Calculate clipspace.w from clipspace.xyz and (inv) projection matrix - opengl

I'm using a logarithmic depth algorithmic which results in someFunc(clipspace.z) being written to the depth buffer and no implicit perspective divide.
I'm doing RTT / postprocessing so later on in a fragment shader I want to recompute eyespace.xyz, given ndc.xy (from the fragment coordinates) and clipspace.z (from someFuncInv() on the value stored in the depth buffer).
Note that I do not have clipspace.w, and my stored value is not clipspace.z / clipspace.w (as it would be when using fixed function depth) - so something along the lines of ...
float clip_z = ...; /* [-1 .. +1] */
vec2 ndc = vec2(FragCoord.xy / viewport * 2.0 - 1.0);
vec4 clipspace = InvProjMatrix * vec4(ndc, clip_z, 1.0));
clipspace /= clipspace.w;
... does not work here.
So is there a way to calculate clipspace.w out of clipspace.xyz, given the projection matrix or it's inverse?

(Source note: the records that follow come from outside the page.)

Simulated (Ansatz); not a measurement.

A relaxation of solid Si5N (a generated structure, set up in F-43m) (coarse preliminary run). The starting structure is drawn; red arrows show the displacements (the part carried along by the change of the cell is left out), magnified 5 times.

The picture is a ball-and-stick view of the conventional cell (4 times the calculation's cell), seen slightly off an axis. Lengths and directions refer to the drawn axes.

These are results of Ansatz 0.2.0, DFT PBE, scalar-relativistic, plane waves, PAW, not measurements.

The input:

clipspace.xy = FragCoord.xy / viewport * 2.0 - 1.0;
This is wrong in terms of nomenclature. "Clip space" is the space that the vertex shader (or whatever the last Vertex Processing stage is) outputs. Between clip space and window space is normalized device coordinate (NDC) space. NDC space is clip space divided by the clip space W coordinate:
vec3 ndcspace = clipspace.xyz / clipspace.w;
So the first step is to take our window space coordinates and get NDC space coordinates. Which is easy:
vec3 ndcspace = vec3(FragCoord.xy / viewport * 2.0 - 1.0, depth);
Now, I'm going to assume that your depth value is the proper NDC-space depth. I'm assuming that you fetch the value from a depth texture, then used the depth range near/far values it was rendered with to map it into a [-1, 1] range. If you didn't, you should.
So, now that we have ndcspace, how do we compute clipspace? Well, that's obvious:
vec4 clipspace = vec4(ndcspace * clipspace.w, clipspace.w);
Obvious and... not helpful, since we don't have clipspace.w. So how do we get it?
To get this, we need to look at how clipspace was computed the first time:
vec4 clipspace = Proj * cameraspace;
This means that clipspace.w is computed by taking cameraspace and dot-producting it by the fourth row of Proj.
Well, that's not very helpful. It gets more helpful if we actually look at the fourth row of Proj. Granted, you could be using any projection matrix, and if you're not using the typical projection matrix, this computation becomes more difficult (potentially impossible).
The fourth row of Proj, using the typical projection matrix, is really just this:
[0, 0, -1, 0]
This means that the clipspace.w is really just -cameraspace.z. How does that help us?
It helps by remembering this:
ndcspace.z = clipspace.z / clipspace.w;
ndcspace.z = clipspace.z / -cameraspace.z;
Well, that's nice, but it just trades one unknown for another; we still have an equation with two unknowns (clipspace.z and cameraspace.z). However, we do know something else: clipspace.z comes from dot-producting cameraspace with the third row of our projection matrix. The traditional projection matrix's third row looks like this:
[0, 0, T1, T2]
Where T1 and T2 are non-zero numbers. We'll ignore what these numbers are for the time being. Therefore, clipspace.z is really just T1 * cameraspace.z + T2 * cameraspace.w. And if we know cameraspace.w is 1.0 (as it usually is), then we can remove it:
ndcspace.z = (T1 * cameraspace.z + T2) / -cameraspace.z;
So, we still have a problem. Actually, we don't. Why? Because there is only one unknown in this euqation. Remember: we already know ndcspace.z. We can therefore use ndcspace.z to compute cameraspace.z:
ndcspace.z = -T1 + (-T2 / cameraspace.z);
ndcspace.z + T1 = -T2 / cameraspace.z;
cameraspace.z = -T2 / (ndcspace.z + T1);
T1 and T2 come right out of our projection matrix (the one the scene was originally rendered with). And we already have ndcspace.z. So we can compute cameraspace.z. And we know that:
clispace.w = -cameraspace.z;
Therefore, we can do this:
vec4 clipspace = vec4(ndcspace * clipspace.w, clipspace.w);
Obviously you'll need a float for clipspace.w rather than the literal code, but you get my point. Once you have clipspace, to get camera space, you multiply by the inverse projection matrix:
vec4 cameraspace = InvProj * clipspace;

Related

Motion Vector - how to calculate it properly?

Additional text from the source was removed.